When we talk about the impact of increasing the cost of essentials of life for people on fixed incomes, that then compresses the amount of disposable income that they have. That disposable income is what keeps retail shops going. It is what keeps so much of the expected increase in growth in so many industries alive and well. But, when that disposable income is so constricted, it is not surprising that we see large firms coming in with poor results in the retail sector and that we see closing shops. A stroll through any shopping centre shows you closed stores and shoppers without bags in their hands from having made a purchase. This also restricts opportunity for seniors to find employment in the retail industry sector, as they frequently do in a post-retirement period. The question of job creation for people who have skills and wish to remain in the paid workforce is a very important issue.

The tax itself, of course, is being brought in by the Prime Minister, who, as we all know, said on 16 August, 'There will be no carbon tax under the government I lead.' Then, on 20 August, she repeated, 'I rule out a carbon tax.' Mr Swan came into the act and said on 15 August:

Well certainly what we rejected is this hysterical allegation that somehow we are moving towards a carbon tax from the Liberals in their advertising. We certainly reject that.

So at every point it was designed to mislead the Australian people—including the member for Deakin, who is sitting over there and is about to vote in favour of this; he sits in a marginal seat, so it could be the end of him. It means that the Labor Party, in every aspect, misled the Australian people. But despite that it still was not elected. I have said time and time again that this government is an illegitimate government. It is one that merely stitched up a deal in order to confirm with the Governor-General that it could have the appropriations bills passed and therefore have a commission to form a government. Well, it is not a government's bootlace. In every aspect this legislation is set out to punish the people.

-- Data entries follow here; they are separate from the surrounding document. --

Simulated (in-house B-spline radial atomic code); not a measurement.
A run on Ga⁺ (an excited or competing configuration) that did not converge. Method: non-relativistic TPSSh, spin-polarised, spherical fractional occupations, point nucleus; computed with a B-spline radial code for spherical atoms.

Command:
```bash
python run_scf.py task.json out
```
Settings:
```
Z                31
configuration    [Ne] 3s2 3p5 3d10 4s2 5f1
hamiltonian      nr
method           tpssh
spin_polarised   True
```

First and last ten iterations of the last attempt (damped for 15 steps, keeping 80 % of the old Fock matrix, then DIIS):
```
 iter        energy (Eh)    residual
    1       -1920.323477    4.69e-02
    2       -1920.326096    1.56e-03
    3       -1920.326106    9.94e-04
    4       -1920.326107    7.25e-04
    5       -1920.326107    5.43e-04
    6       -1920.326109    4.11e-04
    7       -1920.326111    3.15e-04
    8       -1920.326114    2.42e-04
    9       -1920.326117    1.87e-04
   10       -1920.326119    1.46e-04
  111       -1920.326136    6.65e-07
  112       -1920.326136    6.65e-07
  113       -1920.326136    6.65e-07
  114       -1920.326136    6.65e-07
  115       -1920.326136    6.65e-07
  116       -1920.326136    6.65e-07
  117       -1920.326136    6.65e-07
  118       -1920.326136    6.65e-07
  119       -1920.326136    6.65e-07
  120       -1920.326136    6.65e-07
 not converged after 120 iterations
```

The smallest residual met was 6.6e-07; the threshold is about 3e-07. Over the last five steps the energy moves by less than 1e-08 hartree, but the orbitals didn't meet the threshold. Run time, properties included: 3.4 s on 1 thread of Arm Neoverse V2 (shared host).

We have said, and we mean it very certainly, that we will try to prevent this legislation passing through the parliament, which is difficult because it simply relies on Mr Oakeshott and Mr Windsor; they are the two people who were elected by conservative electorates and have chosen to be the pillars of this government, so if it passes then it will be on their heads. In the Senate, of course, now the Greens are in control and the Greens get their way. Whether it is the latest media inquiry or whatever it is they want, the government caves in to them, because they have the power over passing this legislation. But, to put this in its firmest context, we have said that, should this legislation pass and should we be elected to government, we will rescind this legislation, just as the Labor Party rescinded Work Choices. That was the commitment they made; this is the commitment we made. Just as the Labor Party did that, we will rescind this legislation. It is important that we let the people know that because we say we should have an election on this issue. Much comparison has been made with the GST, as I said last night, but we took the GST to the people. We sought a mandate and we got a mandate. Then we spent six months in this parliament debating it, inquiring into it and scrutinising it. This government has no mandate for this tax. This government is going against the word that it gave to the Australian people. We are not permitted under parliamentary language to describe that accurately, but I think people understand that at every turn when the Prime Minister looked down the barrel of a television camera and said, 'There will be no carbon tax,' they were entitled to believe that, and yet it was subterfuge.

We are in the position in discussing this legislation where the government has imposed a very strict and limited regime of time for analysis. This is, again, contrary to the spirit of the so-called 'new paradigm' where we were supposed to be transparent in investigating these things. At every turn the government is desperate to push through this legislation and not to have it scrutinised in a proper way. There are 19 bills—over a thousand pages of legislation, not to mention how many pages there are in the explanatory memorandum or the fact that the whole of the Australian populace does not want this tax. This illegitimate government is determined, to use the words of the Prime Minister, to see that it is inflicted on the Australian people. But we will rescind it, should we be elected.